Are HVLP spray guns the final answer to paint over spray?
If you believe much of the marketing hype and even regulatory data many observers can be misled into believing that HVLP spray guns have virtually no paint over spray, are a brilliant new paint spray gun technology, and surpass any other type of spray gun technology that is available.
In truth HVLP claims in relation to over spray are actually based on measurable transfer efficiency. To properly measure transfer efficiency for a spray gun, testing usually needs to be carried out in a laboratory, and an article that is to be spray painted is weighed prior to spray-painting, the amount of paint that is to be placed into the spray gun is also weighed prior to spraying and then the article is spray painted.
After spray painting any remaining paint is weighed and the article that has just been spray painted is weighed once again.
Subtract the original weight of the article prior to spray-painting from the increased weight after spray painting. This will determine the weight of actual paint that has been deposited onto the article.
Next subtract the original weight of the paint prior to spray-painting from the lower weight of the remaining unsprayed paint. This will determine how much paint was actually sprayed.

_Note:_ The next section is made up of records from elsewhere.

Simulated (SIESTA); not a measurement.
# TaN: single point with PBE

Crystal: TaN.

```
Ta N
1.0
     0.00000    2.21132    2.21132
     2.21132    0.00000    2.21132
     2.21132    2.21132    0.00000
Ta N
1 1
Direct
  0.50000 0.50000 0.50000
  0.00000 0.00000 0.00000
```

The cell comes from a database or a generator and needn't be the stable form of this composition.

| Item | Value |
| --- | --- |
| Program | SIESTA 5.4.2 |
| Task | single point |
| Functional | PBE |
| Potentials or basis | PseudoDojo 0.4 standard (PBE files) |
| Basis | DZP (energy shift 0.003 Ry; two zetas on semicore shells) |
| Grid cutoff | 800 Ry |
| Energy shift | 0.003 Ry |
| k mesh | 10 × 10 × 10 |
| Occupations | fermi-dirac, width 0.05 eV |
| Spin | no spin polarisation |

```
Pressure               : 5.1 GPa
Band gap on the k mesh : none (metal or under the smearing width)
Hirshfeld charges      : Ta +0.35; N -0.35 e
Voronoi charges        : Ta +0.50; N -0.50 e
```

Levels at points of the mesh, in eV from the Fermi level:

Now from the figure determined from the difference in paint subtract the difference in the weight of the spray painted article. Now calculate the difference as a percentage to determine transfer efficiency. Of course this method does not account for solvent which evaporates through drying or curing.
The actual transfer efficiency percentage differences can vary on a large scale dependent on other factors such as the spray gun operator technique, the type of paint or coating that is sprayed and even the quality or condition of the actual spray gun. An incorrectly set up HVLP spray gun will generate much more over spray than a correctly set up conventional spray gun. A difficult to atomise paint can generate much more over spray in HVLP spray gun than an easily atomised paint that is applied using a conventional spray gun.
HVLP spray guns are not a guarantee of less paint over spray and very few spray painting industry professionals would argue that HVLP is the best paint finishing spray gun compared to other spray gun designs.
Other types of spray gun technologies that are able to equal or even surpass transfer efficiencies available from using HVLP spray guns includes LVLP spray guns, air assisted airless spray painting and electrostatic spray-painting. Even a correctly setup and operated conventional spray gun can usually exceed the transfer efficiencies of a poorly set up or operated HVLP spray gun.